Bailout – Saving a Company’s Face
On 18 th of October, 2018, Verkhovna Rada of Ukraine adopted Bankruptcy Code of Ukraine. The Code is becoming valid and is coming into force six month after the date of its official publication. This systematic codifying statute is expected to enhance efficiency of the bankruptcy procedures for making Ukrainian market more attractive for investments and to ensure easier running business in Ukraine. The Code’s structure includes provisions, artificially taken from the current law of Ukraine “On Renewal of the Debtor’s Solvency or Declaring Its Bankruptcy”, Economic Code of Ukraine and Economic Procedure Code of Ukraine. This Code has also generalized such an important matter as the mechanism of prejudicial bailout of a company. Its procedure is prescribed by articles 5 and 6 of the Code.
The idea of prejudicial bailout itself is very positive for any company in trouble. First of all, it provides an opportunity to obtain certain repayment holiday without risks for reputation, and to resolve the matter of debts repayment to the creditors in 12 month.

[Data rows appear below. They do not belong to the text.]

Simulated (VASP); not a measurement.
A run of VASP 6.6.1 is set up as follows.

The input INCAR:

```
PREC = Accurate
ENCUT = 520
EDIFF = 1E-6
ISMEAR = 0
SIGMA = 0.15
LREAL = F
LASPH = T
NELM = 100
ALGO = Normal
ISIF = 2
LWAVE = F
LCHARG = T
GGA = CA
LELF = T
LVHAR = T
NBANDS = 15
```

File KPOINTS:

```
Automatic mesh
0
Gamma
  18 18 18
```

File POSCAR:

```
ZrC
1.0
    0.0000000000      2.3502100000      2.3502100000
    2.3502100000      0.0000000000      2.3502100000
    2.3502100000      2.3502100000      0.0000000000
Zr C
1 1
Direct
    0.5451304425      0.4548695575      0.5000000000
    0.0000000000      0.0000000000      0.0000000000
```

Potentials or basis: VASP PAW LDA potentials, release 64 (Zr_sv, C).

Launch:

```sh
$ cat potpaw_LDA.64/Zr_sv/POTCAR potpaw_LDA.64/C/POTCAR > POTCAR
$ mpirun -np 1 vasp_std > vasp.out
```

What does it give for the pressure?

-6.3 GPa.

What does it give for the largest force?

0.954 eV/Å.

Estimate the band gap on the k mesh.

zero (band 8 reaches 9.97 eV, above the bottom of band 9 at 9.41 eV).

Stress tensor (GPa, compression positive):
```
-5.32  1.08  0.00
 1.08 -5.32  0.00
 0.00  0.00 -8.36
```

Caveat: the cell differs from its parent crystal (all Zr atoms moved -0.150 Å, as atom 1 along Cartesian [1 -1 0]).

As usual, the creditors apply harder mechanisms to get their funds back. They file lawsuits, involve enforcement services. This leads to imposing arrests on bank accounts and assets of the company. Restrictions on the use of fixed and circulating assets do not promote the company’s overcoming financial crisis, but make it deeper. However, such adverse situation could be avoided by taking necessary preventive measures.
Making correct changes in the sphere of financial management and timely restructuring could help the company to renew its profitability and to continue running business after paying off the entire debts.
Domestic law defines the notion bailout as a system of measures for renewal of a debtor’s solvency, avoiding its bankruptcy, partial or complete debt settlement with its creditors. Purpose of the bailout is financial stabilization of a company, improving its health, recovery of its paying capacity in short timeframes.
The procedure of bailout prior to judicial proceeding (proceedings) could be instigated by either debtor or creditor. The debtor and the creditor (creditors) are able to conclude an agreement about the debtor’s bailout prior to initiation of judicial proceeding (proceedings) in bankruptcy as before, as after arising of the debt.
Thus, if signs of bankruptcy arise, the debtor’s manager must notify the debtor’s founders (members, shareholders), and property owner (or the authority empowered to manage the possessions) about the existence of such signs.
The basic difference of prejudicial bailout and its main advantage, as it is clear from its name, is that it takes place before the economic court’s commencing legal proceeding in bankruptcy. If economic court accepts lawsuit against the company’s bankruptcy, proper announcement is published on official web-page of the Supreme Economic Court of Ukraine. The proper record is included also into the Unified register of legal entities – defendants in bankruptcy proceedings. Although, unlike the mechanism of bankruptcy, in case of prejudicial bailout, the announcement informs that the court has accepted an application to approve the debtor’s bailout plan. Compared to the procedure of bankruptcy, it decreases reasonably the extent of debtor’s loss of reputation. Bailout plan is subject to compulsory adjustment by all secured creditors.
Prejudicial bailout shall be fulfilled according to bailout plan. As in the case of judicial bailout, after adjustment thereof with creditors it’s subject to approval by the economic court that delivers the respective judgment and simultaneously passes moratorium on satisfying creditors’ demands.
Perhaps one of the most well-known examples of bailout in Ukraine is the bailout of “MRIYA” agricultural holding. In former times, land bank of the company included almost 300 thousand hectares. Before the year 2013, 20% of the company was traded in Frankfurt stock exchange. It is very significant for a company with its roots in Ukraine.
That time the company was owned by Guta family. In 2014 they failed to pay to their creditors and declared default. International financial institutions and banks sustained losses. Among them were IFC, Alfa Bank, Credit Agricole, Deutsche Bank DBU, Erste, PUMB, etc.
Meanwhile, it is essential that there were creditors who made the decision to bailout the company. Thus, to keep the agricultural holding afloat, they invested additional funds even into sowing campaign. Creditors’ committee started with electing new company managers, expected to make the company to fall on feet. As the experience has shown, jointly with the creditors they managed to do it. Thanks to restructuring, the total financial burden on “MRIYA” decreased from $1.1 billion to $309.5 million. Now we know that the holding has been purchased by Arabian company SALIC. To this effect the creditors, by their own efforts, have managed not only to revitalize the company, but also to return their own credit funds.
It’s worth to mention that this case is indicative for those who have intentions to return their own funds from bankrupt businesses without liquidation of a debtor and invest real deeds into such company’s renewal.